The charred remains of a property is shown near Clearlake, Calif., Aug. 6, 2015.
The charred remains of a property is shown near Clearlake, Calif., Aug. 6, 2015.

About 800 of the thousands of people who had to evacuate from a huge and fierce Northern California wildfire have been allowed to return, but for some the relief quickly turned to grief when they found only remnants of the places they fled a few days earlier.

Layna Rivas said she "couldn't think, I could only feel," when she came upon the remains of the artists compound where she lived.

"All of it is gone. It's so surreal," Rivas said through tears Thursday. "It looked like a bomb went off everywhere."

On Saturday, Rivas, 35, had left the compound up a rocky dirt road in Lake County 100 miles north of San Francisco only to return to find the place and its seven structures burned. Crisp remnants remained of the kitchen, sleeping quarters, artists' studio and hen coop. Melted aluminum hardened into silver snakes on the ashy ground.

She had taken her cats and dogs to a friend's house, but had to leave her eight chickens behind. She found just one of them walking through the rubble.

"She was nameless. Now her name is Rocky," said Rivas, dubbing the bird for the blaze that officials call the Rocky Fire.

43 homes destroyed

Forty-three homes have been destroyed and some 12,000 people remained under evacuation orders or warnings as the wildfire chewed through nearly 109 square miles of dry brush.

But firefighters had the blaze nearly half contained, and about 800 evacuees were allowed to return home on Thursday. More neighborhoods would be reopened to residents on Friday morning, officials said.

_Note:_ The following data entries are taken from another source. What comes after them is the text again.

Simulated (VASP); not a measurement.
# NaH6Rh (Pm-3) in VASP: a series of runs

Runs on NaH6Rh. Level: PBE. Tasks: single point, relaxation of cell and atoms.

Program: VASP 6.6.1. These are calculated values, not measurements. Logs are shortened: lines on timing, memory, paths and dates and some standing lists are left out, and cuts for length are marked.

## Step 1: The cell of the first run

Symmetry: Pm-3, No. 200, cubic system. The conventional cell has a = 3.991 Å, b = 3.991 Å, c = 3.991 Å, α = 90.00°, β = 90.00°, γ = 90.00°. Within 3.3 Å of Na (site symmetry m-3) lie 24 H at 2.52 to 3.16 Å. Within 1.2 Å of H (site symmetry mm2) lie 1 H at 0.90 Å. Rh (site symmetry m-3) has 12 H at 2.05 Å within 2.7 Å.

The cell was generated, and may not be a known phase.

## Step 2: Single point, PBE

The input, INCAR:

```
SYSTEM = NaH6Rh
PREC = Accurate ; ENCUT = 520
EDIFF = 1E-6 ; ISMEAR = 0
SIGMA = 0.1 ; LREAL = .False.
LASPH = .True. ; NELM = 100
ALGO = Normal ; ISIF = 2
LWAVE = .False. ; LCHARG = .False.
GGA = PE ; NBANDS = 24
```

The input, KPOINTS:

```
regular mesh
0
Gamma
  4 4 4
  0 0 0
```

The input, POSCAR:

There were fears, however, that a thunderstorm late Thursday or early Friday could bring dangerous dry lightning to the fire area or start new blazes elsewhere.

Brian Foster, who had to evacuate his house for the second time in three years on Sunday night along with his partner, his mother and his pets, was among those who expected to return on Friday.

"Today we went out there and got visual confirmation that the house was still there," Foster said.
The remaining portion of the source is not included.